80 N.H. 295

Carroll,

Feb. 7, 1922.

William Pitman, Adm’r, v. Helen B. Merriman.

In an action upon P. S., c. 191, ss. 8-13, for negligently causing death, the amount which the intestate could have earned for his estate is what would remain after deducting the necessary expense of his own living.

Upon a general exception to a charge, the question whether it was susceptible of a different construction will not be considered.

Case, for negligently causing tbe death of the plaintiff’s intestate. Trial by jury before Allen, J., with verdict for the plaintiff.

The charge to the jury contained the following: “ The third element of damages is for loss of earning capacity in connection with which the decedent’s age and his probable duration of life are to be considered, as well as anything else disclosed by the evidence which bears on the question. . . . This earning capacity is the capacity to earn money for one’s estate, and that means what one is able to be worth to his estate — in other words what one would be able to save from what he would be able to earn over and above what it would cost him to live. His net saving ability from the time of his coming of age during his probable duration of life would measure the extent of this element of damage.”

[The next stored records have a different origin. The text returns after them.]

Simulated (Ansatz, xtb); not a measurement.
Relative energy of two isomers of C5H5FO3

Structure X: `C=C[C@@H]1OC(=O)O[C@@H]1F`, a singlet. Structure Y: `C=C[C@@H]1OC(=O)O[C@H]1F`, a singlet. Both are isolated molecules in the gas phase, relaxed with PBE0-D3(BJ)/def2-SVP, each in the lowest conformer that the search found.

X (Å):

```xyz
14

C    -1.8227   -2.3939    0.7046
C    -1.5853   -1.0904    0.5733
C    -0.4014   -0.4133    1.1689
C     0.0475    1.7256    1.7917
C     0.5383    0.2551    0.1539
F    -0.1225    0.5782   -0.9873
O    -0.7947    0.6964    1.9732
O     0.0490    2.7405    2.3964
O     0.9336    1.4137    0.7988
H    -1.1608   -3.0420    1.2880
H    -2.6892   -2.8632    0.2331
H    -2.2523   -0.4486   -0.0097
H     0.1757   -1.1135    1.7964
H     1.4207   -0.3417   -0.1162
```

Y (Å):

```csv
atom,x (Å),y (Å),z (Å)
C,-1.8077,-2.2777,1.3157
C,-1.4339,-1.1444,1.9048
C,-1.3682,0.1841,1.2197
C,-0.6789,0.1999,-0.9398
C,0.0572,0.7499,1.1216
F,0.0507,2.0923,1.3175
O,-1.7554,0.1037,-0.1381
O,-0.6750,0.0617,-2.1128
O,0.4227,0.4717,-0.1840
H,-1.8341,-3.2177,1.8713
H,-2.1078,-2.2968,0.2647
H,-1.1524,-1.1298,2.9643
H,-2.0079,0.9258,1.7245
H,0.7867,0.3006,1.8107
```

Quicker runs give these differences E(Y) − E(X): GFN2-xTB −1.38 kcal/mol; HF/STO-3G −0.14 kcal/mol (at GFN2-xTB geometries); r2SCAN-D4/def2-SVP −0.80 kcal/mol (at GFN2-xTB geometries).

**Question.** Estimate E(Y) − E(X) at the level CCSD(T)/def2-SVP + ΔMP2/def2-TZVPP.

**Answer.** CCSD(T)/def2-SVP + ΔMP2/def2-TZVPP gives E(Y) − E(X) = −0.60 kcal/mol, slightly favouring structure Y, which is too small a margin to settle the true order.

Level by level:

The plaintiff excepted “to the statement that what it would cost to live is to be taken into consideration in determining the damages to the estate.”

Transferred from the May term, 1921, of the superior court.

William, N. Rogers (by brief and orally), for the plaintiff.

Arthur O. Fuller and Loring, Coolidge & Noble (of Massachusetts) (Mr. Fuller and Mr. Noble orally), for the defendant.

Parsons, C. J.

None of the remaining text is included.